SAN JOSE- The San Jose Sharks finally made it official on Wednesday. Veteran center Scott Gomez, recently bought out of his contract in Montreal, joins Team Teal on a one-year pro-rated deal worth $700K. Regardless of how he ends up fitting in with the Sharks, talk about a bargain for a two-time All-Star. Not to say the Canadiens were necessarily wrong in using the new compliance buyout on the former New Jersey Devil, (after all nobody claimed him on waivers with that big money contract) but a play making center with good face-off skills and tons of international experience for Team USA, it’s well worth the chump change San Jose will be spending to kick the tires on the 33-year-old.
Gomez will be joining a Sharks squad that boasts a Stanley Cup winning goaltender in Antti Niemi, an incredibly strong and deep defense core, and a top-six forward group that can match any team in the league. The biggest question mark for San Jose was their third and fourth lines. But with Gomez added to the equation, San Jose is now much stronger down the middle with serious competition among those bottom two combinations.
The Sharks opened up the first two games of their season with convincing wins over both the Calgary Flames and Edmonton Oilers. Forward lines for the Calgary game were as follows:
Patrick Marleau—Joe Thornton—Joe Pavelski
Ryane Clowe—Logan Couture—Martin Havlat
T. J. Galiardi—Michal Handzus—Tommy Wingels
Frazer McLaren—Andrew Desjardins—Adam Burish
(*Only alteration for the Edmonton game was James Sheppard played instead of McLaren.)
Gomez practiced Wednesday with mostly younger players and role players as the Sharks held an optional skate. The Alaskan native and newest Shark was seen specifically working with winger Tommy Wingels on a couple of drills.
While Galiardi didn’t skate, it looks to be a safe bet that Gomez will begin his Sharks career between Galiardi and Wingels on the third line. That presumably bumps Handzus down to the fourth line creating a healthy competition amongst Sheppard, Desjardins, McLaren, and Handzus for two fourth line spots.
Even if McLaren were to be re-assigned to the AHL in the near future, the addition of Gomez does more than beef up the third line. The presence of arguably a seventh, top-six caliber forward bumps everyone down a spot meaning guys who typically aren’t used to being healthy scratches like Sheppard, Handzus, Desjardins, and Galiardi might see themselves up in the rafters if they don’t perform.

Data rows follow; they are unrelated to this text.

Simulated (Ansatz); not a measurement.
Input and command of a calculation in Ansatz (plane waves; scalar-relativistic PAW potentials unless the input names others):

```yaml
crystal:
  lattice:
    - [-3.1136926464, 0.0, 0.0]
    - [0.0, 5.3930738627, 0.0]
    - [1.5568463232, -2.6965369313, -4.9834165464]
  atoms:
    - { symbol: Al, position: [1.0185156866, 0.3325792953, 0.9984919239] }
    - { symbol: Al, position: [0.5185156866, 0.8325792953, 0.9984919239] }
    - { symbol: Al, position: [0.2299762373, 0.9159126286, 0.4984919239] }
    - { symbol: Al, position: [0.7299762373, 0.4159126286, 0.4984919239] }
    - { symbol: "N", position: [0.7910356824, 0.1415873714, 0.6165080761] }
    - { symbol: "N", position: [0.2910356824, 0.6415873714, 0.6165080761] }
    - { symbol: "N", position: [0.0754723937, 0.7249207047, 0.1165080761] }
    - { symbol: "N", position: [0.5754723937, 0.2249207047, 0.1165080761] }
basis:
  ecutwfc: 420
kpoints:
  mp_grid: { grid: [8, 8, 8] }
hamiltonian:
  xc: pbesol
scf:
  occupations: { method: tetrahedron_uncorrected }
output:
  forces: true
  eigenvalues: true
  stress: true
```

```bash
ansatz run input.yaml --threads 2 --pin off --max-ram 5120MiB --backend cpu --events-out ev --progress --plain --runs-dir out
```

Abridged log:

Internal competition is never a bad thing, and the Sharks now have plenty of it. This type of depth is why hockey followers shouldn’t sleep on the Sharks. While many have gotten tired of San Jose never living up to the hype in recent years and thus jumped off the bandwagon (I’m looking at you Barry Melrose) you might want to consider hopping back on.
With Brad Stuart into the fold on defense, and Gomez’s play making ability (still has a slick set of hands) added to the mix, this Sharks team on paper is better than any in previous seasons. San Jose’s most recent acquisition certainly sees the potential for big things.
“You don’t want to look too far ahead but this team’s well coached, well prepared.” commented Gomez after practice Wednesday. “Always playing against the Sharks, they work. They’re going to bring it.”
As for how he decided on San Jose, Gomez added the following:
“Just the fact that it’s a winning organization, every guy that has played here [has had good things to say]. I’m telling you, just coming here for a couple of days you realize everything’s structured, everything is for a reason. The main thing is they want to win.”
While San Jose was bounced in the opening round of the playoffs a year ago, the two previous seasons saw them reach the conference finals. Those back-to-back deep playoff runs featured strong third lines, similar to what Gomez should help provide (whether via himself or bumping say Pavelski down) this season.
Combine that with a top-five caliber blue-line, and you’d be foolish to overlook San Jose.